It is useful to look back into history to see how China has managed power in the past. For some 2,000 years, prior to European imperial advancements in the early 19th century, China sat at the center of a regional imperial system, maintaining influence while limiting the need for direct action. Power moved out in rings from the core. There was China proper, protected by an integrated shell of buffer states. For some — such as Xinjiang, Tibet and Manchuria — China was not always dominant, but when outside powers swept across the buffers to change Chinese empires, they at times found themselves ultimately integrated into the Chinese system.

Beyond that were tributary powers, kingdoms that nominally respected China's role in the region. These included areas such as Korea, the Shan state of Burma or even what is now Vietnam — areas where China attempted to expand but reached the limits of its power. Beyond these were so-called barbarian powers, ones that required minimal contact. These not only included places like the Ryukyu Islands, parts of the Malay Peninsula and some of the Central Asian ethnic tribes, but also the more distant European civilizations at times.

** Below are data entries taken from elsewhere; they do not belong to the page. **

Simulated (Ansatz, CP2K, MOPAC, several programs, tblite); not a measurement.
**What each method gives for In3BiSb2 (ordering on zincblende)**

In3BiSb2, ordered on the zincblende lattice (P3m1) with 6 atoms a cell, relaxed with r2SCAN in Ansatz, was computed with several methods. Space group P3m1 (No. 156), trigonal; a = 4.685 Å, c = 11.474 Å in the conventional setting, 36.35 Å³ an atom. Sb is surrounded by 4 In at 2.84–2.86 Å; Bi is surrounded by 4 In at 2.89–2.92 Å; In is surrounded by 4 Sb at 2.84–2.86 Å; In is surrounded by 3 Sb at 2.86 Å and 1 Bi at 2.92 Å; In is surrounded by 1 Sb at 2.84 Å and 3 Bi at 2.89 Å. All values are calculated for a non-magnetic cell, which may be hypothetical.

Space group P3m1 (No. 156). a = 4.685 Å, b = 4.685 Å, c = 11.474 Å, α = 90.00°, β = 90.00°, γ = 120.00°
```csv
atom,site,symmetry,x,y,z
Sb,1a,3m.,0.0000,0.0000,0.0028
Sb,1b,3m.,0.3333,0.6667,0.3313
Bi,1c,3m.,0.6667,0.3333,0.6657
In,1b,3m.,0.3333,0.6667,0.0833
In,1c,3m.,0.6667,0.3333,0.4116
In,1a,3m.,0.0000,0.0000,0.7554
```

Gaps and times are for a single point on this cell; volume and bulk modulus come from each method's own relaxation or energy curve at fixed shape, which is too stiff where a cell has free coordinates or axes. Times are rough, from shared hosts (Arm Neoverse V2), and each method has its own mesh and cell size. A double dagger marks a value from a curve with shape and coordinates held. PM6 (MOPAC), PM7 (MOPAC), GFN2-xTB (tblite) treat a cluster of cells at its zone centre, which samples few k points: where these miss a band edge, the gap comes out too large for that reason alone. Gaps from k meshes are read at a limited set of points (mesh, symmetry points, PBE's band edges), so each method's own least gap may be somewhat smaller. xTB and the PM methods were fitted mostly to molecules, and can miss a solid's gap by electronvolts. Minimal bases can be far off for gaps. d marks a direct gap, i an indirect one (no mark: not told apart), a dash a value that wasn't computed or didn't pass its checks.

China could influence the behavior of its neighbors, but it did so as often as possible by demonstrating power but rarely using it. So long as the neighbors did not fundamentally counter China's core interests, they were largely left to their own devices. In this manner, China could remain central to a regional system while expending little in time, effort or resources to enforce its will. In short, most countries, most of the time, largely accepted the arrangement, both for cultural reasons and because the cost of direct challenge was often too high.

China's crisis with Western imperialism through the 1800s occurred at a time of dynastic and imperial weakness, and China was further weakened by Japanese occupation beginning in the 1930s and then by civil war from 1945 to 1949. The early Mao years were about reconstituting Chinese unity, but also showed the stirrings of Chinese foreign interest in a modern era. Although China under Mao played a role in the overall international Communist drive, this was paired with a longer term and more passive strategy. China made friends, retaining influence through its backing of leaders, from the king of Cambodia to the Nepalese monarchy to the Kim family in North Korea. But China also acted by retaining relations with many alternatives. The idea was that, no matter who came to power, China would have at least some existing relationship to draw on. 

This is how China throughout history has dealt with its periphery and beyond. It's also how it is likely to do so in the future.